A veteran observer of the war in Lebanon, Rana counseled her co-workers to take shelter and stay away from the windows. Some, however, didn't take her advice and ended up dying that day. "I remember how hard it was for my family and I at the time to not only live around the atmosphere of New York City, but to receive a lot of stereotypes," Fakih said of her family, which owned a Middle Eastern restaurant on New York's Upper East Side for 20 years.
Bricks were thrown through the restaurant window and business tanked in the wake of the attacks as a result of the some of the post-9/11 anti-Muslim sentiment, with Fakih remembering how she was bullied at a her Catholic high school by some students who made rude comments. "Every time something would happen, I would be scared. I'd watch TV and ... [think], 'Please God don't let this be a terrorist act; don't let this be Arabs or Muslims."
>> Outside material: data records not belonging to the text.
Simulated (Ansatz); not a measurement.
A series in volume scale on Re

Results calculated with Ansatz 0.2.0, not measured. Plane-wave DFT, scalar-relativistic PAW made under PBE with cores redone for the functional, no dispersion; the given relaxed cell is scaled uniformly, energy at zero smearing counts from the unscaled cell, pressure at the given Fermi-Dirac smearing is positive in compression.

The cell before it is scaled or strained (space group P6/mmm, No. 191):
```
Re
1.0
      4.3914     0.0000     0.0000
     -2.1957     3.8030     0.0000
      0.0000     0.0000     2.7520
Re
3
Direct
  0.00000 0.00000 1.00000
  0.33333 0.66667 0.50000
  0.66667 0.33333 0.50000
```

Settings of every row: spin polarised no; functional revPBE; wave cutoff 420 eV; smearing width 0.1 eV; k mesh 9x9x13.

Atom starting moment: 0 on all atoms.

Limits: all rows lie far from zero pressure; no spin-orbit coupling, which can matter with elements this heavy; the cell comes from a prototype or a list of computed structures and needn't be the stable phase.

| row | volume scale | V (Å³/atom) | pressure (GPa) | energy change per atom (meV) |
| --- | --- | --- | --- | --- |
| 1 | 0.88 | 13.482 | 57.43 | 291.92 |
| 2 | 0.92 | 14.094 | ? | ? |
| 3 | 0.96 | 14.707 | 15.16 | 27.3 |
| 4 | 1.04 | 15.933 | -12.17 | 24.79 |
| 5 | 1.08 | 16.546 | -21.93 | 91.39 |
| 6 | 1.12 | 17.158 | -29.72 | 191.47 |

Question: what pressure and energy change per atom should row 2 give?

The family moved to Dearborn, Michigan, in 2003, a city that boasts the highest concentration of Middle Eastern immigrants in the U.S., and they felt much more at ease. Rima began attending the University of Michigan, but unlike some of her Arab-American peers, she did not change her name in order to fit in and escape greater scrutiny. She held fast to her identity, even when some fellow Muslims warned her not to enter the Miss USA pageant because they believed she could never win.
Ten years later, though, she thinks things have gotten better.
"I think I'm a great example to that," she said. "Winning the crown of Miss USA, being the first Arab American, the first Muslim-American and possibly the first immigrant to win the title of Miss USA just testifies to the fact that there is freedom in this country and there is justice and there is freedom of religion and freedom of choice and this is what America is based on."
Fakih said the 9/11 attacks planted fear in a lot of people in her generation, including her. "I might be an Arab and a Muslim, and I might get on a train sometimes and see a man leave a bag and I just don't want to touch it, I want to get off at the next stop," she admitted. "Now, I think our generation has grown. My generation especially has seen so much fear and then so much change and growth in the [last] 10 years that it planted this fearlessness inside us and this ability to feel like we live in a country where you can do anything and we can overcome."
And when people asked whether she could win the Miss USA title, she'd say, "If Barack Hussein Obama is in office, then Rima Hussein Fakih can win Miss USA."
As part of the "I Will" campaign to commemorate the 9/11 attacks as a national day of service and remembrance, we asked Fakih how she'll mark the anniversary on Sunday. "On September 11, I will call to check on my sister and my older brother, who worked at the World Trade Center, to make sure that they still love and trust this county as much as everyone else.